Every online business or professional needs to maintain a healthy level of complete paranoia about the web in order to protect themselves.
A recent article particularly brought home the importance of this. It's a fairly funny (if slightly cruel) deconstruction of an applicant's cover letter to Ragan, a U.S. corporate communications company.
The letter and Ragan's comments are painful and worth sharing with anyone as a stark warning of the perils of over-enthusiasm and pure bull. In its article, the company tears apart the applicant's dreadful letter but, thankfully, doesn't go so far as to name the sender.
Other bloggers may not have been so kind.
Healthy Social Media Paranoia
Everyone needs to be slightly paranoid about the information they make available online, whether it's being a bit more circumspect about the drunken photos on Facebook or the comments left in a personal blog.
But for online companies and individuals hoping to work in an online sector, this is even more important.
Your reputation can be harmed permanently, even by your offline exchanges. Nothing stops someone from sharing your letters, pitches, or other communications, as this blog post from Ragan shows.
Think back over the sheer volume of online communications you will have shared professionally. Tweets, blog posts, comments in forums and across other social platforms, such as Facebook. Businesses are publicly communicating more than ever before.
Such communications can be really useful, good for your search engine optimization (SEO), your corporate visibility, and your reputation. You just need to be confident none of them could come back to haunt you.
- Pro tip: If your Facebook connections are mixed between real-life friends and professional contacts, it's a good idea to separate them into groups. That way you can restrict information (in privacy settings) which you just want to share with friends, so that information with professional contacts remains professional.
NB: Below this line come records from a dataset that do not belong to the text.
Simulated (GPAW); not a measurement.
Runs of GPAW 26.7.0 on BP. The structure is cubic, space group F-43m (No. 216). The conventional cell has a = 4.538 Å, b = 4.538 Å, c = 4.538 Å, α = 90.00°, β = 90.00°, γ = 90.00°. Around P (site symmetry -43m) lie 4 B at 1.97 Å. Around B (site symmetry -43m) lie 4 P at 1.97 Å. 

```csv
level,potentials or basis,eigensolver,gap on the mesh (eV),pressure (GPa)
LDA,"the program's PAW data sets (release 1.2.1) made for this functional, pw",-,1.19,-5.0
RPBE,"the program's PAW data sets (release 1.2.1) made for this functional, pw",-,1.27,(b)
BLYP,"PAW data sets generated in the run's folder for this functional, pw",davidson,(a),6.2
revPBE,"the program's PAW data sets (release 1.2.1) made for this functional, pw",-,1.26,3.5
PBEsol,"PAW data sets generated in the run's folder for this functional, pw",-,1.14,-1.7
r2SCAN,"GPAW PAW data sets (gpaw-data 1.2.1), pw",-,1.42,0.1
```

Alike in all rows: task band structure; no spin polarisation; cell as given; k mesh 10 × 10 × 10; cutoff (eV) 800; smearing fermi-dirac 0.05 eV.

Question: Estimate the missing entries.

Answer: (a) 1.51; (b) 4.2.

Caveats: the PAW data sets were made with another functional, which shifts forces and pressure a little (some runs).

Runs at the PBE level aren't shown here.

Protecting Yourself on Social Media Sites
That's why you need to have some ground rules for all your communications. If you're an individual using the web to promote yourself, then you need to be careful about what you choose to put out there.
If you're a business, it's harder to remain in control. That's why it's essential to lay down some strict rules for any staff communication on behalf of the company.
Ensuring staff stick to the guidelines you've determined puts an additional barrier between your company's reputation and the kind of mess that causes a Twitter storm or scathing blog post. Paranoia is healthy.
- Pro tip: If you have to think twice about posting something on Twitter, don't post it. Obviously you want to be yourself -- but be aware of the audience and the potential reaction that your tweets may generate. Or perhaps if your angle is to be controversial and generate attention you should do the opposite -- if you don't have to think twice don't post it!
Basic Guidelines for Social Media Communications
Be clear about whether staff Twitter accounts are official or personal. If they are personal but relate to their job, then ensure the account holder adds a disclaimer explaining that these aren't necessarily the opinions of their employer.
If it is official, they need to follow the guidelines you put in place. If you're not sure what should go in these guidelines, then here are some suggestions.
- All enquiries from mainstream media (e.g., national newspapers) should be passed to the press office or a senior director if there is no press office. Don't respond even to seemingly mundane questions about the company without making someone senior aware first.
- Never answer a comment in anger, no matter how provoking. Always stop and remember you represent the company -- not yourself.
- Don't be rude. Companies have to remain polite (unless they are Ryanair). It's professional. You can be firm, implacable, and contradict people, but always do so with a professional manner.
- Ask a colleague to check any major communications, such as a blog post. This ensures you have an additional pair of eyes checking the tone and content, as well as for typos or spelling errors.
- Keep relevant and stick to your area of expertise. Commenting on subjects that you don't know much about risks making the whole organization look amateur.
- Never comment publicly on any legal challenges the company is involved in.
- The company can be sued for slander. Never pass comment or judgment on rivals, other businesses, or individuals.
- Remember that the Internet has a long memory. Don't publish anything if you aren't confident it will still be on-message in 12 months time.
- Make sure you differentiate clearly between opinion and fact.
Please bear in mind that these are guidelines designed to limit the chances of things going wrong. There's lots of fantastic advice on the web covering best practice and building customer engagement through online social platforms -- check SEW's Social Media Marketing section for some great advice.
But it makes sense to have some rules in place to keep your company out of trouble.